Tuesday, August 29, 2006

Cliff May and Questions Left Unasked

The latest "News and Notes" is available from the Foundation for the Defense of Democracies. In it, Cliff May asks some pointed questions about the release of the kidnapped Fox journalists:

FREE PRESS: It is great news that Fox's Steve Centanni and Olaf Wiig were released over the weekend. But this incident raises many troubling questions. Here are a half dozen:

1) Both Centanni and Wiig were forced -- at gunpoint -- to convert to Islam. Has any Palestinian religious or political leader condemned that? Has UN Secretary General Kofi Anan said a word about it? (Freedom of religion is guaranteed by the UN Charter.) How about the leading Muslim organizations in the U.S. and Europe? If not, why not?

2) In statements made after their release, Centanni and Wiig emphasized that their experience should not discourage news organizations from covering Gaza, from "telling the story of the Palestinian people...Come and tell the story. It's a wonderful story," Centanni said.

Is the mission of Fox's London bureau to tell the "wonderful story" of the British people? Do reporters cover the White House in order to tell the "wonderful story" of George W. Bush?

This is patronizing and it's pandering. Journalism and public relations are both respectable professions. But there is a difference between them.

3) Will Palestinian authorities prosecute those responsible for this crime? Or have they already guaranteed the perpetrators amnesty and other benefits?

Will the media aggressively attempt to find the answer? Or will the failure of Palestinian authorities to hold criminals accountable not be seen as part of the "wonderful story" that needs to be told?

4) Will journalists investigate whether there is any connection between those who committed this crime and the murder, in 2003, of three Americans who were part of a delegation on its way to interview Palestinian candidates for the Fulbright Scholarship? Those responsible for that crime have never been brought to justice and the issue has been allowed to fade.

5) The fact that Palestinian leaders managed to secure the release of these journalists surely suggests that they could secure the release of the kidnapped Israeli soldier as well. Why has that not happened?

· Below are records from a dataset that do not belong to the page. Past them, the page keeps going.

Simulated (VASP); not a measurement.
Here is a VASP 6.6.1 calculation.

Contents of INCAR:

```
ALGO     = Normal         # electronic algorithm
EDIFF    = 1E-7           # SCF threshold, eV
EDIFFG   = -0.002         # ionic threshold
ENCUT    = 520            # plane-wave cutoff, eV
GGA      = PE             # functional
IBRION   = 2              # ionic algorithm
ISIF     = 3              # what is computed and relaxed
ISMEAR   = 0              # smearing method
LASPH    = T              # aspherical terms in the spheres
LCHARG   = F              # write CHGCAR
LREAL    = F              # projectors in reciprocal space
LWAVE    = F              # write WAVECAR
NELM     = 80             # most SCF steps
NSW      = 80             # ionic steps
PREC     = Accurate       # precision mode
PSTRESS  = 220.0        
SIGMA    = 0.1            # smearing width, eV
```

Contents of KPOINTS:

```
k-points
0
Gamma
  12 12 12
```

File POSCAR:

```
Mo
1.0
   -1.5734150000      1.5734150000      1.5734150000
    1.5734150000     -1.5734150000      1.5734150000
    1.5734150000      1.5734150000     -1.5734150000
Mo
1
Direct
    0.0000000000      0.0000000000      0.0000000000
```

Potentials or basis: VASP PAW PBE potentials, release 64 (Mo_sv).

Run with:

6) Finally, can we hope for some self-examination by the media about the extent to which kidnappings and other threats intimidate journalists and influence their coverage, not least in such places as Gaza and Lebanon? I wouldn't bet on it.

I tend to grow weary of blanket indictments of what the media does or does not do. It's a parlor game that "the media" cannot win. There are a million angles to a million stories that will never and realistically can never get covered. Cliff asks important questions. Others might have equally important questions about the elections in the Congo, what the rise of Islamism means in Somalia, and literally thousands of others that have as of yet been unanswered. To expect the media to create a 1:1 scale map of the universe as it exists at the moment of publication and based on one's own biases seems to be both patently unfair and absurd, inclined to make one's grievences seem all the more potent as a result of appearing to be ignored. And in an age when one can rise to prominence outside of the realm of the media, through, say, blogging or any other fairly prominent platform, rather than complain about what others are not doing, why not try to do it yourself?


But on the whole, Cliff raises good and important questions that deserve to be answered because the media has given this issue ample coverage, and as a consequence, the apparent ommissions are ones that we are entitled to think someone would address. In other words, in the midst of all-Jonbenet all the time, this is a case where legitimate questions could have been asked were the media, and especially televised media, and particularly Fox (which, from my random daily samples has been the most committed to the breathless coverage of the decade-old murder of a pretty little white girl even though thousands of children die from violence every year, and which has a dog in this hunt) a little more committed to asking the tough questions.


Update: I exchanged a couple of emails with Cliff May today, and here is what he had to say about this issue and my post:

I think you make a good point re my questions. Actually, I want to hear what Centanni and Wiig say next, after the immediate rush of events has died down, and when they don’t have Hamas officials standing next to them.

At that point, it should be possible to judge whether they understand how they’ve been manipulated -- or not.

This is a very useful argument -- for their own safety and perhaps as the result of something like Stockholm Syndrome, we probably ought not to place too much pressure on them right now, but once they have had time to adjust, see their families, and the like, let's hope they have something to contribute to a discussion that, as May amply argues, we ought to be having.